Nested functions should be exempt from sequential visibility rules
Nick Sabalausky
a at a.a
Tue Apr 3 01:38:05 PDT 2012
"James Miller" <james at aatch.net> wrote in message
news:mailman.1324.1333434077.4860.digitalmars-d at puremagic.com...
>
> [...]the issue
> is with closures, what values should be visible to the closures?
Personally, I don't much care ATM. Either way has it's pros and cons:
A. Same as right now: The nested function can only access variables defined
before it. Only difference is that it can *also* access "sibling" nested
functions that are defined before *or* after. The benefit is that there's
minimal change to the current "sequential visibility".
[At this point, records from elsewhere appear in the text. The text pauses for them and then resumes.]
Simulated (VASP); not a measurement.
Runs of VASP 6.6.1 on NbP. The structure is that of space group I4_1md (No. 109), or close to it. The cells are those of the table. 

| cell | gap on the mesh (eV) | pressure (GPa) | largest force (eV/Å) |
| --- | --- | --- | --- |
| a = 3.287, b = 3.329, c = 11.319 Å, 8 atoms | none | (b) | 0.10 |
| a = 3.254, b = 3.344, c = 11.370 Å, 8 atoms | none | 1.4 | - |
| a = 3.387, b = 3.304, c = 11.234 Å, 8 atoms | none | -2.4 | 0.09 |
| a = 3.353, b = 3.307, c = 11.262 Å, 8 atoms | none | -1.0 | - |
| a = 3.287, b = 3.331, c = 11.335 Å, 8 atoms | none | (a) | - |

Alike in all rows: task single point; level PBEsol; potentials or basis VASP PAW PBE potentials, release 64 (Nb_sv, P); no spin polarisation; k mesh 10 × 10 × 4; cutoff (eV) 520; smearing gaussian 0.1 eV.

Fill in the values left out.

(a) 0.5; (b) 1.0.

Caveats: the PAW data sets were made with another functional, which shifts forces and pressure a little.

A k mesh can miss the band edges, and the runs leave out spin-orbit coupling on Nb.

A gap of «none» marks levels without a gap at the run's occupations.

B. Let nested funcs access *any* "sibling" symbol whether defined before or
after. Presumably, the nested func would not be *callable* until after all
the sibling symbols it accesses have been declared. The downside is that, I
suspect, this might be more work to implement. The benefits are that it
provides more flexibility and is more consistent with module-level
declarations. That latter benefit would be import for code like this:
void main() { mixin(import("script.d")); }
I guess I would lean more towards "B", but it is a bigger change and I
realize bigger changes meet bigger resistance at this point. So I'd be
content either way because what's *more* important here is we ditch the
(seemingly) silly restriction of "no mutually recursive nested funcs".
'Course, another approach would be to just for the compiler to treat this:
void foo()
{
/+ code 1 +/
void a() {...};
/+ code 2 +/
void b() {...};
/+ code 3 +/
}
Like this:
void foo()
{
void delegate() a;
void delegate() b;
/+ code 1 +/
a = () {...};
/+ code 2 +/
b = () {...};
/+ code 3 +/
// Except that, naturally, a and b cannot
// be re-assigned by the programmer,
// and foo itself cannot access a or b
// before the "a = ...;" and "b = ...;" lines
// respectively.
}
This maybe makes the most sense, because nested funcs and
anon-funcs-assigned-to-a-variable *are* so very similar anyway. But then
again, this comes with the downside of "void main() {
mixin(import("script.d")); }" causing strange semantics inside
'script.d'...but I guess such strange semantics in 'script.d' would be the
case even without any nested funcs involved.
Actually, this might be equivalent to approach "A" above.